Rainbow trout, Jersey Royal potato and purple asparagus salad

Pan-fried rainbow trout, Jersey Royal potato and purple asparagus salad with a wild garlic pesto

By Reyonlds

Serves four

Ingredients: 

WILD GARLIC PESTO:

  • 100g fresh wild garlic
  • 100g flat-leaf parsley
  • 60g pumpkin seeds
  • 60g Parmesan cheese, grated
  • 100ml British rapeseed oil
  • 5ml lemon juice
  • 2g sea salt flakes
  • 1g coarse black pepper

LEMON VINAIGRETTE:

  • 1 tsp caster sugar
  • 1 tsp Dijon mustard
  • 50ml white wine vinegar
  • 100ml olive oil
  • 300ml British rapeseed oil
  • Sea salt and black pepper to taste

POTATO AND ASPARAGUS SALAD:

  • 300g Jersey Royal potatoes
  • 40g capers
  • 50g spring onions, finely sliced
  • 20g flat-leaf parsley, finely chopped
  • 454g (1 bunch) purple asparagus
  • 30g olive oil
  • 100g ready-cooked pickled ox tongue
  • 100ml lemon vinaigrette

RAINBOW TROUT:

  • 4 x 250g rainbow trout fillets, gutted and scaled
  • 2g Maldon sea salt
  • 1g coarse black pepper
  • 80g unsalted butter
Preparation method: 

WILD GARLIC PESTO:

  • Sort through the wild garlic and flat-leaf parsley, removing large stalks from both. Rinse under cold water to remove any excess dirt and pat dry using some kitchen towel.
  • Place the garlic, parsley, pumpkin seeds and Parmesan in a food processor. Blitz for about one minute or until they have all combined. While the food processer is on, slowly pour in the rapeseed oil. Once this has been added, stop the machine. Add the lemon juice and blend again.
  • Finally, add the salt and pepper, pulsing each time to make sure the seasoning has been mixed through. Place into an airtight container, ready for plating.
  • When you have used what you need for the salads, this can be stored in the fridge for a week.

LEMON VINAIGRETTE:

  • Place all the ingredients into a lidded jar and shake well until everything has combined. The vinaigrette can be stored in the fridge for a week in an airtight container.

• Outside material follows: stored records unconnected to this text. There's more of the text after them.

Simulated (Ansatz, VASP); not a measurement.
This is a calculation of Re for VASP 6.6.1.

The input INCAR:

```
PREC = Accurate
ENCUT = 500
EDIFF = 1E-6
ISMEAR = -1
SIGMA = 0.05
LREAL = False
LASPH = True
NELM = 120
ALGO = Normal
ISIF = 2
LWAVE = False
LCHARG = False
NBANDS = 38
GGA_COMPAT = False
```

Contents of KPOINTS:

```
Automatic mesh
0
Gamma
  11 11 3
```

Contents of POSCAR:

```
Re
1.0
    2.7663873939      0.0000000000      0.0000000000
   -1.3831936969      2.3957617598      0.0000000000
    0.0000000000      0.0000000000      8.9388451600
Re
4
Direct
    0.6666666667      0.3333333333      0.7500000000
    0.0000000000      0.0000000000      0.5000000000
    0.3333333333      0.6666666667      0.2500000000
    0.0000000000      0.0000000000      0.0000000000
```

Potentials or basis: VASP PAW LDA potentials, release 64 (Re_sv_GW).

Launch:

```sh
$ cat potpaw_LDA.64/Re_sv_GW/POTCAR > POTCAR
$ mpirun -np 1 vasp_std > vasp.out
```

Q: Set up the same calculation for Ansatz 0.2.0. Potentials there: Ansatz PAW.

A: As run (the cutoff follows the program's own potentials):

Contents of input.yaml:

POTATO AND ASPARAGUS SALAD:

  • Thoroughly wash the Jersey Royal potatoes to remove any dirt.
  • Add the Jersey Royals to a pot of salted water, place on a medium heat and bring to the boil. Take care not to overcook the potatoes; this should take about 10 minutes. Pierce the potatoes with a sharp small vegetable knife. If the potato is cooked, it will pierce the skin without applying any pressure. Once cooked, drain off the hot water and run cold water over the potatoes to stop the cooking process. Once the potatoes are cool, use a sharp small vegetable knife to remove the skins. Cut each potato into 1cm-thick slices and set aside in a large mixing bowl.
  • Add the capers, spring onions and flat-leaf parsley to the potatoes. Clean and trim the purple asparagus into 10cm-long pieces.
  • In a pot of boiling salty water, very quickly blanch the asparagus. The best way is to place it into a basket, so that the tips of the asparagus are at the top, ensuring even cooking of the spears. Once cooked, refresh immediately into ice-cold water. Remove from the cold water and place on a tray that has been lined with paper towel; set aside ready for plating.
  • Cut the ox tongue into small pieces no bigger than 1cm dice. In a frying pan, add the olive oil and chopped ox tongue. Once the ox tongue is warm, add to the potatoes.
  • Finish the salad with the lemon vinaigrette. Add the purple asparagus only when you are about to serve the salad. Check the seasoning of the salad before plating.

RAINBOW TROUT:

  • Season the trout fillets all over with salt and pepper.
  • Heat the butter in a frying pan over a medium heat. When the butter is foaming, add the trout fillets, skin side down. Fry for two to three minutes or until the skin is crisp and golden brown and the flesh is almost cooked through. Turn over the trout fillets and fry for a further minute.
  • Remove the pan from the heat and set aside to rest. The residual heat from the pan will cook the trout fillet through.

TO FINISH:

  • Add the asparagus to the potato salad; gently mix all the ingredients together.
  • Divide this salad evenly across four plates in the centre.
  • Drain the trout on some kitchen paper and gently place the trout on top of the plated potato salad.
  • Finish the plate with the wild garlic pesto.
  • If you have any garlic flowers, you can use them to garnish the top of the rainbow trout.